Since we now know tha dataset classes, we should **go to the action!**

1. Load CIFAR10


In [None]:
#@title **Coding:** loading the CIFAR10 dataset.

(x_train, y_train), (x_test, y_test) = tf.keras.datasets.cifar10.load_data()
y_train = y_train.reshape(y_train.shape[0])
y_test = y_test.reshape(y_test.shape[0])

print("CIFAR 10")
print(x_train.shape, y_train.shape, x_test.shape, y_test.shape)

In [None]:
#@title **Coding:** time to plot our classes
class_names = ['airplane','automobile', 'bird', 'cat', 'deer', 'dog', 'frog', 'horse', 'ship', 'truck']
plt.figure(figsize=(7,7))
for i in range(25):
    plt.subplot(5,5,i+1)
    plt.xticks([])
    plt.yticks([])
    plt.grid(False)
    plt.imshow(x_train[i], cmap=plt.cm.binary)
    plt.xlabel(class_names[y_train[i]])

In [None]:
#@title **Coding** now we have to organize the data.

# Reshape the tensors
x_train = x_train.reshape([-1, 32, 32, 3])
x_test = x_test.reshape([-1, 32, 32, 3])

# A must: having the matrixes on float
x_train = x_train.astype('float32')
x_test = x_test.astype('float32')

# Use one hot encodding vectors for targets
y_test = tf.keras.utils.to_categorical(y_test)
y_train = tf.keras.utils.to_categorical(y_train)

# Normalizing the data
x_train /= 255
x_test /= 255
print('x_train shape:', x_train.shape)
print('Number of images in x_train', x_train.shape[0], "y_train:", y_train.shape)
print('Number of images in x_test', x_test.shape[0], "y_test: ", y_test.shape)

#**CHALLENGE**

- Define a DNN architecture for CIFAR-10
- Use almost three layers
- Evaluate the performance of the approach


In [None]:
#@title **Student solution** Build a DNN and summarize the architecture

"""
Put your code here
"""

In [None]:
#@title **Student solution** Compile and test the model

"""
Put your code here
"""

In [None]:
#@title **Coding:** Show the prediction for a specific image

# Train the model
history = model.fit(x_train, y_train, epochs = 10, batch_size = 64, validation_data = (x_test, y_test))

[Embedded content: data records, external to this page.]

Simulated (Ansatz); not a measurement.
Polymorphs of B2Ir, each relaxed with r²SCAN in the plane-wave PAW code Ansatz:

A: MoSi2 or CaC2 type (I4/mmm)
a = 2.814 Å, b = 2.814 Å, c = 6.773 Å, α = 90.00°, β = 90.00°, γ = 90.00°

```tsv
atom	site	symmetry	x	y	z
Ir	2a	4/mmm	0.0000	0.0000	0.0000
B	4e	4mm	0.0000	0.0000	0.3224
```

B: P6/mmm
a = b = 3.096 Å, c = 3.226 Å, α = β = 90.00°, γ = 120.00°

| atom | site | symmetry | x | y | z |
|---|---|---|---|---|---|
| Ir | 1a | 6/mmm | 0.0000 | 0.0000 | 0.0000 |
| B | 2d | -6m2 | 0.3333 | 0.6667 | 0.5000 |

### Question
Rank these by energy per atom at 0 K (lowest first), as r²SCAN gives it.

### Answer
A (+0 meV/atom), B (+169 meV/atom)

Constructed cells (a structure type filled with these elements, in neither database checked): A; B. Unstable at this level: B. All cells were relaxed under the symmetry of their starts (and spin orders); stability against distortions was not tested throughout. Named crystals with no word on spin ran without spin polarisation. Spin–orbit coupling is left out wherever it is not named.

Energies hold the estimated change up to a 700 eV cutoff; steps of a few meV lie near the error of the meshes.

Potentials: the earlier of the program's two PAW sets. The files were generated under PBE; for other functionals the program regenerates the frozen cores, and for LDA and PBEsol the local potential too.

# Show the loss and accuracy of the model
fig = plt.figure(figsize = (10,5))

#Accuracy
ax = fig.add_subplot(1, 2, 1)
ax.plot(history.history['accuracy'], label = 'Train Accuracy');
ax.plot(history.history['val_accuracy'], label = 'Validation Accuracy');
ax.set_xlabel('Epochs');
ax.set_ylabel('Accuracy');
ax.legend();

#Loss
ax = fig.add_subplot(1, 2, 2)
ax.plot(history.history['loss'], label = 'train loss');
ax.plot(history.history['val_loss'], label = 'evaluation loss');
ax.legend();
ax.set_xlabel('Epochs');
ax.set_ylabel('Loss');

In [None]:
#@title **Coding:** What happened? Why the results are bad?

%run code/dl_plot.py
index_vector =  128 #@param {type:"integer"}

# Why do we use the predict and not the evaluate here?
predictions = model.predict(x_test)

# Let's predict only one image
print("Predicted value:",  np.argmax(predictions[index_vector]), " Class: ", class_names[np.argmax(predictions[index_vector])])
print("Max prob: ", np.max(predictions[index_vector]), "Ground truth: ", class_names[np.argmax(y_test ,axis=1)[index_vector]])
print(predictions.shape)

# Plot the image
plt.figure(figsize=(6,3))
plt.subplot(1,2,1)
plot_image(index_vector, predictions, np.argmax(y_test ,axis=1), x_test)
plt.subplot(1,2,2)
plot_value_array(index_vector, predictions,  np.argmax(y_test ,axis=1))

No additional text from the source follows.